1. What is your personal/aesthetic relationship to the poetic line? That is, how do you understand it, use it, etc.
2. Do you find a relationship between words and writing and the human body? Or between your writing and your body?
3. Is there anything you dislike about being a poet?
when poets moved away from a modernist attraction to form and meter, some felt that symbolized the loss of moral order. what next: no Latin in the schools? i am a poet heavily influenced by the postwar poetics of Kerouac, the innovative aspects of Williams, personal abstractions of Merwin, what i comprehend of Pound and Eliot. so the line to me is a vehicle to somehow make a poem from nothing, which is a formidable task and requires great sensitivity and hard work.

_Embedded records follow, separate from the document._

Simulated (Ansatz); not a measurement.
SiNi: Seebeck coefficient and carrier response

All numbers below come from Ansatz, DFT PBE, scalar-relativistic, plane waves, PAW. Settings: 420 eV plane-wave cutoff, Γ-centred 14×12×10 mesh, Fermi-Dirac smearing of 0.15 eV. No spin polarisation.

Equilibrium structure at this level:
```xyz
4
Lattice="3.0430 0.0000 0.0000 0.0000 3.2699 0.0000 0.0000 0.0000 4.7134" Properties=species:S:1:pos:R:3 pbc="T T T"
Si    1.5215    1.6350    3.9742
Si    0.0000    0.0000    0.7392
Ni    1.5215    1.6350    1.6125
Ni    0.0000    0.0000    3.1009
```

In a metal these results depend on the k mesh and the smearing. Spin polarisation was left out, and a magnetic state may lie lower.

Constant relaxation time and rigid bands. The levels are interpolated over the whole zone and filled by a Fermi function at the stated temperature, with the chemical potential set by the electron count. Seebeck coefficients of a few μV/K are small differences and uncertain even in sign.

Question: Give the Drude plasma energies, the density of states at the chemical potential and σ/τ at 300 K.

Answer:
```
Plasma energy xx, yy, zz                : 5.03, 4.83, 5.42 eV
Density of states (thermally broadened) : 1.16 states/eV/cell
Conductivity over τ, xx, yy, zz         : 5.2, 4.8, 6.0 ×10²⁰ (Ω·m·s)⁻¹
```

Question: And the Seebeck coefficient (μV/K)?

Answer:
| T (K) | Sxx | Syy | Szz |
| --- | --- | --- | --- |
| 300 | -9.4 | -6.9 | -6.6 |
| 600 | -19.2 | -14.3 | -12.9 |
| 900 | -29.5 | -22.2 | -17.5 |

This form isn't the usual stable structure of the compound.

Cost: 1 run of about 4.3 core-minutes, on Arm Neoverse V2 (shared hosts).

it may be considered a breath as in Kerouac, reference to the musician that phrases or the natural voice where the end of the line corresponds to logical pause and restart or as in the concrete poets where the visual sense of the line break paints a visual landscape within the sea of ideas.
as a poet, i have little relationship to craft as i depend more on my intuitive sense of making art. i admire those poets who can eloquently and insightfully discuss their poems in terms of HOW it got made. i find the moment i theorize, i contradict and distrust myself as if scrutinized by what Foucault calls the “permanent gaze” of self-surveillance.
2. as for the body: i have always liked to write and read within earshot of water, the feeling of ink as it tattoos the blank page, the sound of the pen tip scratching the surface, the innocent fetish of keeping a journal- holding and carrying it to other rooms, the smell of old books, shuffling a stack of newly typed poems, opening return envelopes from editors, the poetry of reading aloud.
3. what a funny question. it is my nature, perhaps human, to find things i don’t like about things. to your question, Miriam: as artists, there is a stigma attached to being dissatisfied: either we are fulfilling the stereotypical image of the disaffected or we are betraying the cliché/opportunity “to be so lucky- you get to do what you love to do!” in truth, like any pursuit, there are ups and downs. for the most part, being an artist requires a life with a great measure of alone-ness which i think is different from solitude. you just can’t make sculptures, write poems, compose music while drinking coffee at the Aztec and then there is the issue of earning a living which writing poetry is unlikely to satisfy. so the serious artist is quite often very, very busy with being alone while meeting the demands of a social and productive life contradicting the notion of the contemplative, immune to the workaday stresses of deadlines, meetings and incessant correspondence. at least that has been true for me. nonetheless, i am happy with the choices i have made and grateful to live in a society that places such high value on aesthetics.
4. unpublished poem that shows attention to line:
Born of wine
the skin absorbs the moon
chains hold back
the birth of traveling dew
our ankles have multiplied
the chances for escape
Terry Mulert began writing and publishing poetry in 1980, and he has continued to pursue this art through readings, performances and publication in literary journals. In May of 2003, one of his poems was selected as an award poem by Plainsongs; a critical essay accompanies its publication. Recently, Mulert’s poems have appeared in The Lilliput Review, Mudfish, Mid-American Poetry Review, The Madison Review, Puerto del Sol, The Chiron Review, and others.